There are quite a few old estates of which I have not been able to find, but one can imagine the kind of Nawabs, or High Indians life style in those days, with Rolls Royces and patronizing poets and singers, and mujras, unlike the present rajas. Some of the names given to these estates, perhaps reveal the personality of the owners, like the Kapurthala’s Chateau, (desire to be seen as a Francophile), Ch. Hyder husans “DIL ARAM”(written in Urdu at the gate. reveals the man looking for peace and Happiness and comfort. (See the pic).

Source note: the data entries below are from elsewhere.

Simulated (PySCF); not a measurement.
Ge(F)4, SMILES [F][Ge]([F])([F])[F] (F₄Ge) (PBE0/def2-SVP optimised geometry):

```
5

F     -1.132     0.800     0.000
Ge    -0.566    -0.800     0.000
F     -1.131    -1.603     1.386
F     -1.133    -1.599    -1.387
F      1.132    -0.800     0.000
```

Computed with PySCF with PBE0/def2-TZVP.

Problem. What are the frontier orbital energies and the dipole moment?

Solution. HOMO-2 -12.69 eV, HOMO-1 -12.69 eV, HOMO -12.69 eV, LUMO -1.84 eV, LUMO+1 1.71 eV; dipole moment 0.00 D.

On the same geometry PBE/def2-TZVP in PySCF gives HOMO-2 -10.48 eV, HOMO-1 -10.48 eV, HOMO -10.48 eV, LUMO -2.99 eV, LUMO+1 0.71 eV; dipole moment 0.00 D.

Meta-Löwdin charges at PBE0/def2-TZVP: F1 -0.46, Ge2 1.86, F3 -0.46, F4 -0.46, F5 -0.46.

Kamla “Castle” of JK Sanghanias, or “Kajriwal Kunj”
There is another big estate on Happy Valley Road on way to Lal Bahadur Shastri National Admin Academy (LBSNAA). The name on the gate, with long drive- in says Ranjit Singh,O.B.E. the place is now known as Carlton Hotel, which has a small board hanging on the door selling its wares “Worlds Best Fish Fries” I wasn’t tempted to go in, but felt that the original owner ,perhaps couldn’t afford to live like a British titled person. It’s like one of my very dear and old friend in Mumbai, Perwaize Waris, runs an advt. agency, and got as family estate in Mussoorie called “Glenville Hotel” on Mall. An old estate, like many, almost breaking down, and he is trying hard to get rid of it. There are quite a few more which, some of you can try to discover by walking around.

Explore Mussoorie – The Walks
People who say what’s there to do in Mussoorie, perhaps, are not nature-loving and are not looking for”SAKOON”.; but there are quite a few walks for one to enjoy the nature’s bounty, and at the same time, invigorate oneself. Of course, Mussoorie doesn’t have walks like Dalhousie, but I discovered few, during my morning walks (I do get out by 6.15, even in winter)

1. Camel Back is, of-course, known to everyone, but it’s still a delightful morning fare, and especially now, it has been cleaned, resting places (gazebos) have got new benches and painted. When the sun comes out from the east and its rays strike the hill, you can see the snow peaks (Take a deep breath and inhale, and experience the sheer happiness)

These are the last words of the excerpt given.